Save early, give more and retire a lot later...
If you didn't believe that pensions were in crisis you may do now. According to research from the advice firm Liberty SIPP and The Independent on Sunday, the average worker is facing a bleak old age, surviving on a private or company pension equivalent to only one-seventh of the national minimum wage.
The survey, based on current rates of investment return and at today's prices, shows that to buy an income equivalent to the national minimum wage – just £12,115 per year – Britons have to save up a pension pot of £220,776. However, that is more than seven times the current average pension pot that Britons get together.
"It's widely known that many pensioners are on the breadline, but when you think that the typical retirement income will be just one-seventh of the minimum wage, it relays the true extent of the problem we're dealing with," John Fox, managing director of Liberty SIPP, said.
And what's more, with record government borrowing and all-time low interest rates, the amount of retirement income a pension pot can buy is declining all the time. For example, a pension pot of £100,000 could have bought an income of around £7,000 a year in 2004, but will now provide less than £5,000.

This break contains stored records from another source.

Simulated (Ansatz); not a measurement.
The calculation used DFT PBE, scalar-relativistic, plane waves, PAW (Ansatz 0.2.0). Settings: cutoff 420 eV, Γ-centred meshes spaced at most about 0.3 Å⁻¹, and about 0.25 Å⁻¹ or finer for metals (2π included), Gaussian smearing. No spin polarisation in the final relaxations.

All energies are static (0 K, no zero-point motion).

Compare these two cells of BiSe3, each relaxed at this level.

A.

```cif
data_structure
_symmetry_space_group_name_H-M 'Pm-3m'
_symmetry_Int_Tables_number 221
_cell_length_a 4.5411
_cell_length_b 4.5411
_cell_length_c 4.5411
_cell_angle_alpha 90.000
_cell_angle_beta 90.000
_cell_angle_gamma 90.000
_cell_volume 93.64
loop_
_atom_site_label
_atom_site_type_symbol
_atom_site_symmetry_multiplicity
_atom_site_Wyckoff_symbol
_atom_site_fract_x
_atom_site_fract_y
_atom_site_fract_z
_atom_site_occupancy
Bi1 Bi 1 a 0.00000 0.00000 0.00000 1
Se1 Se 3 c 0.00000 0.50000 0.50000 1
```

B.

Tom McPhail, head of research at the advice firm Hargreaves Lansdown, said: "Typically, people start saving too late, save too little and expect too much. Linking projected post-retirement income to current earnings makes sense, as it helps to plan that transition from work to retirement."
Mr Fox's prescription is that people simply have to start saving earlier, contribute more and/or retire later. He estimates a 40-year-old needs to be contributing a minimum 11% of their salary to earn the minimum wage in retirement; presuming a punchy average annual investment return of 5%, and surrendering the right to take up a 25% lump sum, which very few pension savers do now.